Servers manage city’s daily newspaper revenue streams

While the HP World conference kicks off with latest on the e3000 in Philadelphia this month, down the street from the city’s convention center the story of HP 3000 servers is old, reliable news. At the Philadelphia Daily News and the Philadelphia Inquirer, MPE/iX has been at the heart of Philly news operations for years.

The city newspapers, located just a few blocks down Broad Street from the site of this year’s HP World conference, use three HP e3000 servers, according to HP system administrator Walter Hall. The Daily News and the Inquirer, both morning papers which are operated by Philadelphia Newspapers, Inc., have their circulation and advertising management systems hosted on MPE software. More than 565,000 copies daily and 804,000 Sunday copies of the two newspapers, and the ad revenue they generate, are managed daily by the HP 3000s.

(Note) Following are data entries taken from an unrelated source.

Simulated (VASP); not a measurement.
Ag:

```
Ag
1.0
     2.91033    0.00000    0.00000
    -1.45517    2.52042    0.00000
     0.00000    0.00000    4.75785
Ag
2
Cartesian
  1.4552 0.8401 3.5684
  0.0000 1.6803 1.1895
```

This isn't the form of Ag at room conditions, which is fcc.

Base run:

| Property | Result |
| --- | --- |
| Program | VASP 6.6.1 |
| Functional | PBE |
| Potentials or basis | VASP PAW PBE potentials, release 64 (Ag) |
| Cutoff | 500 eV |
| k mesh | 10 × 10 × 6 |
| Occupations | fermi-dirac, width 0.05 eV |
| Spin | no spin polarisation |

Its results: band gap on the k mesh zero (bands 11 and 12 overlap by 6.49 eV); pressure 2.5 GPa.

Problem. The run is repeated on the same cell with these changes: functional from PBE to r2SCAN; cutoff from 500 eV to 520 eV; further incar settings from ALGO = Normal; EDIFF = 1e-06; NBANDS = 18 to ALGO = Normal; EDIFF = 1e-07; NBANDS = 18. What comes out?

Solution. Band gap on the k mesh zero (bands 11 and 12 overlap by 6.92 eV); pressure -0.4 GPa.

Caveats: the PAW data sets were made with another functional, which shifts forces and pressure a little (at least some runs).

Three Series 969/220 HP e3000s run at the newspaper headquarters, serving more than 150 users across its Broad Street offices as well as the printing plant for the papers in suburban New Jersey. The systems run circulation software from GEAC (formerly Collier-Jackson) and advertising applications from Neasi-Weber, as well as many specialized business applications developed in-house. Hall, whose job involves keeping those users online, says the HP 3000s are essential to the newspaper operations.

“The 3000s have truly been workhorses for us,” Hall said, “our main workhorse.” The newspapers also use servers from Sun, IBM OS/390s, and Windows NT systems. Hall said the other servers send and receive data to and from the 3000 using File Transfer Protocol (FTP) capabilities built into the e3000.

“We use FTP rather extensively, from other environments to the HP 3000 and from the 3000 to other environments,” Hall said. “We’re FTPing constantly between the 3000s and the NT servers and the OS/390.” More than 30 servers in all are at work at the newspapers.

There’s a lot of data to be moved between the systems. The newspapers have a terabyte of data capacity in an EMC disk array, attached not to only the three 3000s but to the NT, Sun and IBM servers at the same time. Some of the non-3000 servers perform publishing and data warehousing activities for the newspapers.

One other HP 3000 969 acts as a development system for the newspapers. Programmers create custom reports for use with the circulation and advertising applications. Having separate machines for each kind of system lets the newspapers “isolate our development processes, and our advertising system can be isolated as well” for maintenance and management simplicity, Hall said.

Once a month the systems get rebooted on a schedule, “just to give them a break.” Downtime was limited to time to replace a disk drive over the past year. The systems are available 24 hours a day, 7 days a week. “Advertising systems are the big workhorse, because there’s constant changes in the ads.”

Administering the e3000s “has been easy,” according to Hall, who’s getting ready to upgrade his systems to MPE/iX 6.5 by the end of this month. “They’re not difficult to maintain,” he said. “We’re comfortable with the 3000s.”